Question

How can logarithm be used to solve exponential equations?

Answer 1

Hint: In this question we have to show how to use logarithm to solve exponential equations. Exponential equations are equations in which the terms have a power to it. Since there is a power to the terms normal addition and subtraction is not possible and has to be done by using exponential rules. Logarithm is therefore used to solve these types of problems. We will understand this with the help of an example.

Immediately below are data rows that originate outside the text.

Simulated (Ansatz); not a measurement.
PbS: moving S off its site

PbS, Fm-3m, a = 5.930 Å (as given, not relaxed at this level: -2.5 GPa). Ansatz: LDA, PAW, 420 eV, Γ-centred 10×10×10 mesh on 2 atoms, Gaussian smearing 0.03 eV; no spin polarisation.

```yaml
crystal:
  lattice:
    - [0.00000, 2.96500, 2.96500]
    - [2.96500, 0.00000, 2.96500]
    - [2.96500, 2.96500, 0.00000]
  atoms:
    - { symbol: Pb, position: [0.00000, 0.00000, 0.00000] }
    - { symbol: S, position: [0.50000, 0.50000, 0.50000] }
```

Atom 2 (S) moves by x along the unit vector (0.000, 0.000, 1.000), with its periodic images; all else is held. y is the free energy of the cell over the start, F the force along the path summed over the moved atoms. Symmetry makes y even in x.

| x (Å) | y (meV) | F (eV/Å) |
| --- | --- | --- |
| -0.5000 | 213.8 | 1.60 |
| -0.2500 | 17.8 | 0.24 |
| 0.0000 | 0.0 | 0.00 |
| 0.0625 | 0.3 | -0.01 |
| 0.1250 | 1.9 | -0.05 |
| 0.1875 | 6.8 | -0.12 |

Complete step by step solution:
Consider an exponential equality:
$\Rightarrow {{2}^{x}}={{3}^{y}}$
Now since both the terms are in exponential terms, we cannot directly solve the expression. To solve this equation directly the bases to the exponents should have been the same. And since they are not, the equation cannot be simplified further.
Logarithm is used to convert questions of exponents into questions of multiplication. When you take a log of a number, the exponent value comes into multiplication.
For example, consider the log of the above equation:
$\Rightarrow \ln \left( {{2}^{x}} \right)=\ln \left( {{3}^{y}} \right)$
Now the property of log is that $\log {{a}^{b}}=b\times \log a$, on using this property, we get:
$\Rightarrow x\ln 2=y\ln 3$
Therefore, the value of one variable can be calculated as:
$\Rightarrow x=\dfrac{y\ln 3}{\ln 2}$
It is to be remembered that logarithm has a base, in this question we used the natural log. The other most common base is $10$. The base is that number which the log value should be raised to, to get the original number.

Note: It is to be noted that when we use the rule of exponents which is ${{a}^{x}}={{a}^{y}}$ implies $x=y$, we actually are using logarithm there. It is just a step that we skip in algebra.
On taking the log, we get $x\log a=y\log a$ and then the term $\log a$ gets cancelled from both the sides to get the required solution.